The SQL Parser: Lexer, goyacc & AST Codegen

What you will learn: how a real system turns SQL text into a typed AST — a hand-written lexer, a goyacc-generated LALR parser, an ast.Node type system built on struct embedding, and a code generator that writes the clone/rewrite boilerplate so nobody has to maintain it by hand.

Prerequisites: interfaces & composition (the Node interface, BaseNode embedding, type switches), types, structs & methods (struct embedding, the New* constructor idiom), packages & go:generate, generics (to see why this code uses codegen instead), and sync & the memory model (sync.Pool).

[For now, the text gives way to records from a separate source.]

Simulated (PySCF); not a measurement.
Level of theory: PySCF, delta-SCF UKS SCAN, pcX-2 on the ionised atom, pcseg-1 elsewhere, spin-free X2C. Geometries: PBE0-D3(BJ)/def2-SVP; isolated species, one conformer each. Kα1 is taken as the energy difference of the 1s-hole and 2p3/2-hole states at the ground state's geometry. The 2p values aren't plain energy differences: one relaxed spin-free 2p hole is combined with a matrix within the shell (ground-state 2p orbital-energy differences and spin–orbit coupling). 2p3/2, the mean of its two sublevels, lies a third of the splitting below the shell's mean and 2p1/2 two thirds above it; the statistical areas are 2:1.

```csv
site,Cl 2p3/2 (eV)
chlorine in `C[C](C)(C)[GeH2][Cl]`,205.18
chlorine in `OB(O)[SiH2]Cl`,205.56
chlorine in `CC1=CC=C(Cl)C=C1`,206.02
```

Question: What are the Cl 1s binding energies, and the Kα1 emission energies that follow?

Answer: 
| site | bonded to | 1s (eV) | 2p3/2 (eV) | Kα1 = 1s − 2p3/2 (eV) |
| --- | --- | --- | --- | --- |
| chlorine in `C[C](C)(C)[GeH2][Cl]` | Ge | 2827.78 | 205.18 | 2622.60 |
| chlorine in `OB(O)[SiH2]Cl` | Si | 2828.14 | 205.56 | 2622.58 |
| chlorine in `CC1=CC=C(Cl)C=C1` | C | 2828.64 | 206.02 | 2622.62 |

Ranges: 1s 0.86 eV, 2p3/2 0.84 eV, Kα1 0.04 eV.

This is the most advanced Go in the multigres codebase. It lives under go/common/parser/ and is a direct, file-by-file port of PostgreSQL’s own scanner and grammar, glued together with three layers of code generation. Once you understand the pipeline you can navigate roughly 2 MB of generated code with confidence, because you will know which source file each generated artifact came from.

The pipeline at a glance

A query goes through four stages: raw text becomes tokens, tokens drive a grammar, the grammar builds an AST, and a separate generator produces the helpers that walk that AST. Here is the front half — text to tree:

SQL text to AST

Rendering diagram…

flowchart TB
SQL(["SQL string"])
Lexer["NewLexer(input)<br/>lexer.go"]
Token["*Token { Type, Value, Position, Text }<br/>tokens.go"]
Parse["yyParse loop (LALR tables)<br/>postgres.go — generated from postgres.y"]
AST(["[]ast.Stmt — the AST<br/>ast/*.go"])
SQL --> Lexer
Lexer -->|"l.NextToken()"| Token
Token -->|"Lexer.Lex copies token to yySymType"| Parse
Parse -->|"grammar actions build nodes"| AST

Two more files are generated from the AST itself — the deep-copy and the tree-rewriter:

AST helpers, generated from the AST

Rendering diagram…

flowchart LR
Nodes["ast/*.go<br/>(Node implementations)"]
Gen["asthelpergen<br/>(reads the Node interface<br/>by type-checking)"]
Clone["ast_clone.go<br/>deep copy"]
Rewrite["ast_rewrite.go<br/>visitor / tree rewriter"]
Nodes --> Gen
Gen --> Clone
Gen --> Rewrite

The public entry point is ParseSQL. It lives in the generated postgres.go because it is copied verbatim from the grammar file’s preamble:

func ParseSQL(input string) ([]ast.Stmt, error) {
  lexer := NewLexer(input)
  parser := parserPool.Get().(yyParser)
  parser.Parse(lexer)
  parserPool.Put(parser)

  if lexer.HasErrors() {
    return nil, lexer.GetErrors()[0]
  }

  return lexer.GetParseTree(), nil
}

Note the sync.Pool of parsers. Parser state tables are large and reusable, so pooling avoids re-allocating them per query on the hot query path. The pool stores yyParser values produced by the generated yyNewParser(). See sync & the memory model for sync.Pool semantics — anything in a pool can be garbage-collected or handed to another goroutine, so it must be reset on Parse.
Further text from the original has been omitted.